| Hey y'all, Another music-heavy edition this week, and a 10-track playlist to go along with it. Here are 10 things I thought were worth sharing: - The tinkering spirit of Eddie Van Halen. (RIP.) There are at least two great books about his band: Van Halen Rising and David Lee Roth's Crazy From The Heat. (I don't believe in guilty pleasures, but if I did, the latter would be one of them.) This weekend I plan on cranking 1984, plugging into my mini Marshall, and letting loose.
- From cut-out confessions to cheese pages: The world's strangest books. (I can't wait to see this in print.)
- In honor of its 70th anniversary, I posted a batch of my Peanuts remixed comic strips. ('Tis the season, so we've been watching a lot of It's The Great Pumpkin, Charlie Brown.)
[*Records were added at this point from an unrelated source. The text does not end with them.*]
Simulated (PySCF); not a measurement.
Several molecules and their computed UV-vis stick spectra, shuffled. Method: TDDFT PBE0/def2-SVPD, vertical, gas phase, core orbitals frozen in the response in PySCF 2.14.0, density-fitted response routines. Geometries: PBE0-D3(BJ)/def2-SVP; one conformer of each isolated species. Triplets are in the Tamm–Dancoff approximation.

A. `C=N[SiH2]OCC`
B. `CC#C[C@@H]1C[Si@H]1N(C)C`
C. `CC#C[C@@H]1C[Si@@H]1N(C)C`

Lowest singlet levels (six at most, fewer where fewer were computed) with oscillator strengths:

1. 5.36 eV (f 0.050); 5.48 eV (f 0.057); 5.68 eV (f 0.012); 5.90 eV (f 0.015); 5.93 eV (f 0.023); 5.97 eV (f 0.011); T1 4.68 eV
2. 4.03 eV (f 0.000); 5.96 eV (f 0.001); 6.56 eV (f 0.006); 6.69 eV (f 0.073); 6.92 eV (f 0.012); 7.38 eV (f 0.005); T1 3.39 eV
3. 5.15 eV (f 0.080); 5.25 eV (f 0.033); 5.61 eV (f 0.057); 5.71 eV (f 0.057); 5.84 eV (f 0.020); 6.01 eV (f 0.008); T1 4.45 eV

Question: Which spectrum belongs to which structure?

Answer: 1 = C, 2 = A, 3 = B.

- How Jeff Tweedy writes a song. (An excerpt from his new book on songwriting, which comes out next week.) Here's what he says about refrigerators and being who you are.
- Ear candy: I can't get enough of Deerfhoof's "35-minute live-in-the-studio medley of covers," Love-Lore. Mind-boggling. Track 4 alone covers Ennio Morricone, Dionne Warwick, Kraftwerk, The Jetsons, and a reading of David Graeber's essay, "On Flying Cars and the Declining Rate of Profit." (I'm also back to blasting Perfume Genius's latest, Set My Heart on Fire Immediately.)
- Eye candy: the video for Sturgill Simpson's "Make Art, Not Friends" (my quarantine anthem) and Wayne and Woodrow White's animated video for Future Islands' "Born in a War." (A bonus link for typography nerds: the lettering of jazz music.)
- Make music right in your browser with a virtual TR-808 drum machine and TB-303 bass synth. (I still need to watch the documentary about the drum machine, 808.)
- Movies: my wife and I are trying to get in the spooky spirit, but so far in October we've just been watching really great old noir-ish stuff: both versions of Gaslight (the original 1940 version is much better!), Dial M For Murder (even better than I remembered), and the delightful 1947 gem, Lured, starring a young Lucille Ball as a detective who baits a serial killer. (Yes, really!)
- Poem: "come celebrate / with me that everyday / something has tried to kill me / and has failed."
- RIP Johnny Nash, who sang one of the most beautiful songs of all-time: "I Can See Clearly Now."